In his school time he was not very interested in making music or instruments. His main interest was playing tennis and he thought to be a professional tennis player after finishing school. This changed when friends at the high school planned to start a music band and asked him to join. He started to play the guitar and with the time he trained himself to play other instruments whenever a band member got sick. He was an autodidact and couldn’t read music sheets for many years. With the time he started to love making music.

His parents haven’t been happy about his music plans for the time after finishing school, they wanted „a good real job“ for their son. They asked companies for job interviews, but he refused them.
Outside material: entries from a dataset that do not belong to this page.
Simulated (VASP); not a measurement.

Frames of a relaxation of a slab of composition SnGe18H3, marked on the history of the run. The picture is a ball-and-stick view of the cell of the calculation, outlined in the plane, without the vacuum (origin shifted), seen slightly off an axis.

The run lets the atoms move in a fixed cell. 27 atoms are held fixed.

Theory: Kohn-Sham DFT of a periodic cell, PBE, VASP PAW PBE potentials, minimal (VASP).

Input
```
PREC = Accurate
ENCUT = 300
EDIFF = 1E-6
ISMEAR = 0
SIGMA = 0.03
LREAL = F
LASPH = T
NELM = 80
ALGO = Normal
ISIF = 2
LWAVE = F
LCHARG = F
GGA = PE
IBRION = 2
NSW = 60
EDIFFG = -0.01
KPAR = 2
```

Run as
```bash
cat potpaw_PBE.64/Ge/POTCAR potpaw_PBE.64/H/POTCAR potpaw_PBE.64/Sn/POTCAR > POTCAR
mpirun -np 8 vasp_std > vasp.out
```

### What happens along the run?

1975 he was one of the founding members of the band „Far East Family Band“ playing keyboards and percussion. In the same year the band published two albums. The second album „Nipponjin“ was mixed by Klaus Schulze, the famous German synthesizer musician and founding member of the electronic band Tangerine Dream. Schulze produced and mixed their third album „Parallel World“ as well. The first meeting between Schulze and the „Far East Family Band“ happened in Germany, the later studio sessions were hold in Tokyo and in the famous „Manor Studios“ in England. At these sessions Schulze gave Masanori Takahashi (at that time he didn’t use his later artist name „Kitarō“ yet) tips for studio work and synthesizer usage. And Kitarō realized that the way Schulze created his music had something spiritual in it. This was very important for his later way of making music.

1976 Kitarō left the band and travelled though asian countries like Laos, China and Thailand. In India he lived several months in Poona at the ashram of the then famous guru Bhagwan Shree Rajneesh. His name there was „Deva Setu“.

Through his travels to Europe and Asia his feelings for the beauty of nature got stronger and he wanted to mirror these feelings into his music. And it was important to find his own, Japanese/Asian style of music, because he didn’t want to copy (for example) Klaus Schulze with his German style of electronic music.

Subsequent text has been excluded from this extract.